Malta – Feel part of the family



MALTA is the ultimate family-friendly Mediterranean island.

The main island, along with its sister islands Gozo and Comino, offer a wonderful setting for a holiday in which parents and children can experience the thrill of an action-packed vacation or just chill out together – all in a safe and friendly environment where for once, kids are welcomed not made to feel a nuisance.


Malta’s beaches are breathtaking and cater for a wide range of watersports. But be warned. Although there are no tides around the islands, some waters have very strong undercurrents – always check locally before going bathing. Here are the pick:

Mellieha Bay
Malta’s largest and most popular sandy beach. There are no undercurrents here so the bay offers safe bathing and the shallow waters make it ideal for children.

Paradise Bay
Just a short drive from Mellieha Bay but a different vibe. More for the younger crowd with beach parties every weekend.

Pretty Bay
Pretty Bay is a lively seaside town in the south of Malta. The beach lies right in the town centre so there are plenty of shops and restaurants along the coastline.

Gnejna Bay
Close to the town Mgarr (not to be confused with Mgarr on Gozo) is the secluded Gnejna Bay. Used mostly by locals, so if you’re looking to escape the tourist crowds, this is the place to go. Good family-friendly beach – water is shallow enough for toddlers.

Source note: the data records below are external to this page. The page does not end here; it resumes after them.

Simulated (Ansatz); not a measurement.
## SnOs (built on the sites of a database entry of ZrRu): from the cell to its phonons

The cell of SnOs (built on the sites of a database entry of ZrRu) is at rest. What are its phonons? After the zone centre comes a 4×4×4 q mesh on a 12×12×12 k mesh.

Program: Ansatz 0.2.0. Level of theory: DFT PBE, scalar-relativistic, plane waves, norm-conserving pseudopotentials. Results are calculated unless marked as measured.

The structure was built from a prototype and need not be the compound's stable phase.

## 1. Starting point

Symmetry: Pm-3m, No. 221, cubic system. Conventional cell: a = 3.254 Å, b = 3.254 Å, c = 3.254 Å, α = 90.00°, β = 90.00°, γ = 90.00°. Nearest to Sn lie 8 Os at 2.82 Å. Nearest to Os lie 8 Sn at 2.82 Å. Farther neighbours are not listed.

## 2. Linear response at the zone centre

Ghajn Tuffieha and Golden Bay
This sandy bay is very popular with windsurfers. It can get busy at times but there’s loads to do.


The best nights out are spent mingling with the locals in Valletta, Mdina or Birgu. The locals know the best places to have a good time so follow them to wherever they go.

If, on the other hand, you are after a younger vibe with current music, then head for Paceville where the bars crowd together along narrow walkways, interspersed with pubs, bars and fast food joints. On summer weekends the party spills out onto the street until 4am. World-class DJs flock to the island during the summer months, with Gianpula, Malta’s largest open-air club, attracting the likes of Cream and Ministry of Sound.


Malta has many of Europe’s usual chain stores from Marks & Spencer in Valletta to the clothes shops of Sliema and the Bay Street Shopping Centre in Paceville but by and large there are no major malls or retail parks on the islands.

The narrow streets of Valletta, Mdina/Rabat and Victoria have a wealth of smaller shops hidden away around every corner.  Markets are also very popular and the chief markets in Valletta are the open market on Merchant Street and the huge Sunday market at St James Ditch.

Most markets sell everything from fresh fruits and vegetables to collectibles, even animals.  Markets take place in the mornings and the stallholders will have packed away by noon.

There are also two crafts centres – Ta’ Qali in Malta is situated near Mdina and on Gozo you will find the craft centre at Ta’ Dbiegi, San Lawrenz.


A SHORT hop from Malta’s main island are two others – Gozo and Comino, both popular as either holiday bases in their own right or as must-do day trips by boat.

They might be a short distance away from the “mainland” of Malta but they are culturally independent and have their own unique history.

All roads in Gozo lead to Victoria, also known as Rabat, which is where the fortified citadel sits high above the town. Victoria manages to combine the bustle of its market and shops with a relaxed and sociable atmosphere. It is a great place to watch the Islanders go about their day, especially when the main market square, It-Tokk, comes to life. The island is home to the Maltese islands’ best-preserved prehistoric temples, called Ggantija (Maltese for “giant”) because of their enormous size.

Between Malta and Gozo lies the car-free island of Comino, a paradise for snorkellers, divers, windsurfers and walkers. The island’s main attraction is the Blue Lagoon, a sheltered inlet surrounded by beaches of white sand and a popular day trip by cruise tour or sailboat.